Intro: Changes in real interest rates are the key drivers of currency movements. In the short term they impact returns on speculative investment flows, while in the long term they determine total return performance.
Real interest rates are at the heart of currency movements in both the short term and the long term. Their importance cannot be overstated. Indeed, any currency moves that are not driven by changes in real interest rates or real bond yields should be treated with extreme caution as they tend to be transitory in nature. Not only do higher real interest rates reward short-term currency investors and therefore attract speculative capital, they also reflect higher real GDP growth which is crucial for long-term currency strength.
In the short term, it is the trend of real interest rates that drives currencies. If real interest rates are rising in a particular country relative to another, even if they are lower in absolute terms, that currency will face appreciatory pressure. The reason for this is that currency markets move in response to marginal changes and even a slight improvement in real rates, even if they remain deeply negative, is a positive marginal change.
In the long term, it is the absolute level that matters. If a country has a higher real interest rate relative to another, that the currency will tend to outperform (in total return terms. i.e. considering interest rate gains) because whatever downside pressure arises from inflation will be more than offset by the higher nominal interest rate.

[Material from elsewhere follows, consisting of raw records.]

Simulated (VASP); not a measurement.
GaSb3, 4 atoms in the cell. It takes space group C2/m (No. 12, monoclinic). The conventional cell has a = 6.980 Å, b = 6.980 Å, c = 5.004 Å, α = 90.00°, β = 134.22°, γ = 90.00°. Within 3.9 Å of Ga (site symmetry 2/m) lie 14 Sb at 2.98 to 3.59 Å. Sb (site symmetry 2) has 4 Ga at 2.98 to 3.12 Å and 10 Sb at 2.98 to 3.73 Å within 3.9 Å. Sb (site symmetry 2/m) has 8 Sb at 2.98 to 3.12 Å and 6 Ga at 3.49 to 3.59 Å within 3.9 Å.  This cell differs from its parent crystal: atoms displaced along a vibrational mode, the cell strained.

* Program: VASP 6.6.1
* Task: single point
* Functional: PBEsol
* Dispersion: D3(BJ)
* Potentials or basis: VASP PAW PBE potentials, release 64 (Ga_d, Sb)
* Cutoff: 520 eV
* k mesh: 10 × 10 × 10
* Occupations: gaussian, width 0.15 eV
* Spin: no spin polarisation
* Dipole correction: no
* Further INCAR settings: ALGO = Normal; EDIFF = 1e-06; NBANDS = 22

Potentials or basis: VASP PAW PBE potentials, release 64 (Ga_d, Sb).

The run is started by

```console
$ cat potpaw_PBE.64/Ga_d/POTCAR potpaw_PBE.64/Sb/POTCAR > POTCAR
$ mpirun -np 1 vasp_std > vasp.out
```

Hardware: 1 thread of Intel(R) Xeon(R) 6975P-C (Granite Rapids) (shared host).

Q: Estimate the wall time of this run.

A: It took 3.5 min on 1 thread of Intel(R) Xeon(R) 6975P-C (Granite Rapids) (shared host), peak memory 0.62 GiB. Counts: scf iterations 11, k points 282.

For example, imagine two countries; one with 2% inflation and 4% interest rates, resulting in 2% real interest rates, and the other with 0% inflation and 0% interest rates, resulting in 0% real interest rates. The first country should be expected to experience 2% depreciation in order to maintain its value in real terms amid higher inflation. However, this 2% nominal depreciation should be more than offset by the fact that interest rates are 4% higher so in total return terms the currency should outperform.
Now, assume that in the first country real GDP growth is stronger as reflected by the fact that real interest rates are higher (see ‘Drivers of Government Bond Yields’). If this is the case then we should expect to see the currency weaken still in nominal terms due to the higher inflation rate, but by a lesser extent to reflect the fact that it is experiencing higher real GDP growth. This is because higher GDP per capita ‘justifies’ a stronger currency (see chart). So, we should expect to see total return gains in excess of the 2% real interest rate differential.
If the central bank of the country in focus decides to cut interest rates from 4% to 3% without any change in the inflation outlook so real interest rates fall to 1%, then we should expect to see a short-term weakening of the currency to reflect the shift lower in real interest rates. We should still expect to see long-term currency outperformance in total return terms, but to a lesser extent reflecting the lower real interest rate advantage.
Default Risk is an Additional Short-Term Currency Driver in Emerging Markets
In the long term, both emerging and developed market currencies respond the same way to real interest rates, but in the short term there is an additional factor driving emerging market currency performance. For emerging markets, particularly ones with high levels of external debt, changes in real interest rates and bond yields tend to reflect shifts in default risk (see ‘FX: The Importance of Real Interest Rates‘). A higher risk of default, as measured by credit default swap spreads (CDS) will mean investors require a higher real interest rate to compensate for the added risk, and vice versa. Even though default risk pertains to foreign currency rather than local currency debt, history shows that spikes in default risk on external debt routinely result in investors requiring a higher real yield on local government debt. We use risk-adjusted real yields to ascertain to what extent real yield changes are being driven by default risk versus changes in real GDP growth expectations.